Clustering Documentation - a code documentation for the clustering package

Generate Clusters via Free Energy Screening

Introduction

In this step all geometrically connected regions are identified. Those are determined for all points below a free energy threshold \(\tilde{G}\). This is repeated consequently for all values threshold specified with \(\mathtt{\mbox{-}T}\).

Execution

             
clustering density -f coordinate_file
                   -T from_fe step_fe [to_fe]
                   -r radius
                   -d/-D free_energy_file
                   -b/-B nearest_neighbor_file
                   -o output_basename
                   -n N
                   -v

Parameters

Input Parameters

Parameter	Description
\(\mathtt{\mbox{-}f :}\)	The name(path) of the input coordinates. The dimension should not exceed 10.
\(\mathtt{\mbox{-}T :}\)	The screening of the free energy landscape. format: FROM STEP TO; e.g.: \(\mathtt{\mbox{-}T\ 0.1\ 0.1\ 11.1}\). Set \(\mathtt{\mbox{-}T\ \mbox{-}1}\) for default values: FROM \(=0.1\), STEP \(=0.1\), TO \(=G_\text{max}\). If TO is not given, e.g.: '\(\mathtt{\mbox{-}T\ 0.2\ 0.4}\)', than TO \(=G_\text{max}\) to start at \(0.2\) and go to \(G_\text{max}\) at steps of \(0.4\).
\(\mathtt{\mbox{-}r :}\)	The cluster radius \(R\) (same unit as input) used for calculating the free energy and the nearest neighbor with lower energy. If this flag is not set the lumping radius \(d_\text{lump}\) will be used, so \(R=d_\text{lump}\). This will be ignored if used together with \(\mathtt{\mbox{-}D}\).
\(\mathtt{\mbox{-}D :}\)	Filename to read the free energies from. This should be used with \(\mathtt{\mbox{-}B}\) and a nearest neighbor file generated with the same cluster radius, otherwise use \(\mathtt{\mbox{-}b}\). If used, \(\mathtt{\mbox{-}r}\) is ignored.
\(\mathtt{\mbox{-}B :}\)	Filename to read the nearest neighbors from. This should be used with \(\mathtt{\mbox{-}D}\) and a nearest neighbor file generated with the same clustering radius, or together with \(\mathtt{\mbox{-}r}\) and \(\mathtt{\mbox{-}d}\). This option is ignored if \(\mathtt{\mbox{-}R}\) is set.

Output Parameters

Parameter	Description
\(\mathtt{\mbox{-}o}\)	This is the basename of the cluster output files. For each free energy threshold a file with the found clusters is saved, e.g. for \(\Delta \tilde{G}=2.6\) a file named \(\mathtt{basename.2.60}\) is generated. \(0\) corresponds to frames with a higher free energy than the current threshold \(\Delta \tilde{G}\).
\(\mathtt{\mbox{-}p}\)	Filename for the output file of the populations for the given radius. This option is ignored if not given together with \(\mathtt{\mbox{-}d}\).
\(\mathtt{\mbox{-}d}\)	Filename for the output file of the free energies. The same as \(\mathtt{\mbox{-}D}\), but generates the free energies for the given radius.
\(\mathtt{\mbox{-}b}\)	Filename for the output file of the nearest neighbors. The same as \(\mathtt{\mbox{-}B}\), but the nearest neighbors get generated for the given radius.

Miscellaneous Parameters

Parameter	Description
\(\mathtt{\mbox{-}n}\)	The number of parallel threads to use (for SMP machines). This is ignored if CUDA is used.
\(\mathtt{\mbox{-}v}\)	Verbose mode with some output.

Detailed Description

Before we explain the procedure, we want to note here that clusters do not correspond to states. Clusters just separate the space into geometrically connected regions. Those are per construction separated at the highest available free energy, while states are separated at all barriers. Therefore, gathers the major cluster normally up to \(90\%\) of the total population.

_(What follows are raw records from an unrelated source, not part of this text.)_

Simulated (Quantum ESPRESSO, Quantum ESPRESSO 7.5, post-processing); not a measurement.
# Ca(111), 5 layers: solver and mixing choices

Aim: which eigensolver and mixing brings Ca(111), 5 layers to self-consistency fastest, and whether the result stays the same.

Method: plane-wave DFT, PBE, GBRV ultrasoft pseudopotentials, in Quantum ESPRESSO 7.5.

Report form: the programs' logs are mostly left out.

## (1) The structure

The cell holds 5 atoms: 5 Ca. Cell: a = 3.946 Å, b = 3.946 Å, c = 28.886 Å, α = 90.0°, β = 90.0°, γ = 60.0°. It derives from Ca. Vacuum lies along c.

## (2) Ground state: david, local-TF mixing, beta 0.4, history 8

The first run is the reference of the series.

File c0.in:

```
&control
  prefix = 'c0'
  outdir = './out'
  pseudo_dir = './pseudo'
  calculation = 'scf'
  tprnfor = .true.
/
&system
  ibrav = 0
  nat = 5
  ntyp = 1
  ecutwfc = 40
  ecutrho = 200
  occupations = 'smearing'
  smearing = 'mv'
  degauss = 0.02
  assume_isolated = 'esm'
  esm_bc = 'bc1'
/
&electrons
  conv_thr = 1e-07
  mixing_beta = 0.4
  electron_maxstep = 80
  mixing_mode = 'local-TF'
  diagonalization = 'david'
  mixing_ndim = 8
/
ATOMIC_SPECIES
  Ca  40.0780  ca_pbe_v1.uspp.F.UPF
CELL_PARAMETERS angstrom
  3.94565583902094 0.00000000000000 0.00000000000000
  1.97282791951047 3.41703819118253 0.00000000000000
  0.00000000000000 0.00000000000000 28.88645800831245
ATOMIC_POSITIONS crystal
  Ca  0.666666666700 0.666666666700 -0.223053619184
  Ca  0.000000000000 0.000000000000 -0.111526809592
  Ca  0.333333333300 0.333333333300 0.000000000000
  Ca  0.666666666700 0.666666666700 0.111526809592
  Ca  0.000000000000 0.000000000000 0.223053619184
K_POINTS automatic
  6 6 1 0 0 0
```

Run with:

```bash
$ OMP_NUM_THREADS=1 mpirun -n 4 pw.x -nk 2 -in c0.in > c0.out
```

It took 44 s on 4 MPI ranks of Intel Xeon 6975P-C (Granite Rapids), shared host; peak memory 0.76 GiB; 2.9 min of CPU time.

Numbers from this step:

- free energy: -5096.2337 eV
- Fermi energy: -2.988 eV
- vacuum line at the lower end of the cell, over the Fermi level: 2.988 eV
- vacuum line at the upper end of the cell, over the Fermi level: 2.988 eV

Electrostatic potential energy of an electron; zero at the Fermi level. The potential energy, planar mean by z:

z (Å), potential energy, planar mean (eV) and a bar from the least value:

Given the readily computed free energies (\(\mathtt{\mbox{-}d}\)) and neighborhoods (\(\mathtt{\mbox{-}b}\)) per frame for the selected radius, we continue the clustering by screening the free energy landscape. This means, we choose a (initially low) free energy cutoff \(\tilde{G}\), select all frames below and combine them into clusters, if they are geometrically connected with respect to the lumping distance \(d_\text{lump}=2\sigma\), which is automatically computed for the given data set. \(\sigma\) denotes here the standard deviation of the nearest neighbor distances. An illustration is provided in the following figures. If the threshold raises previous clusters can be merged.

This is done repeatedly, with increasing free energy cutoffs. The end result will be multiple plain-text files, one for each cutoff, that define cluster trajectories. Their format is a single column of integers, which act as a membership id of the given frame (identified by the row number) to a certain cluster. For each file, the microstate ids start with the value 1 and are numbered incrementally. All frames above the given free energy threshold are denoted by \(0\), which acts as a kind of melting pot for frames with unknown affiliation.

Do not worry if there are still frames denoted by \(0\) in the cluster file of highest free energy. The clustering program rounds the maximum free energy to 2 decimal places for screening, which may result in a cutoff that is slightly lower than the true maximum. Thus there may be frames left, which are not assigned to a cluster since they are not below the cutoff.

However, since we are going to generate states from selecting the basins of the clusters and 'filling up' the free energy landscape from bottom to top, these states are not interesting on their own, anyhow, and will be assigned to a distinct state in the next step.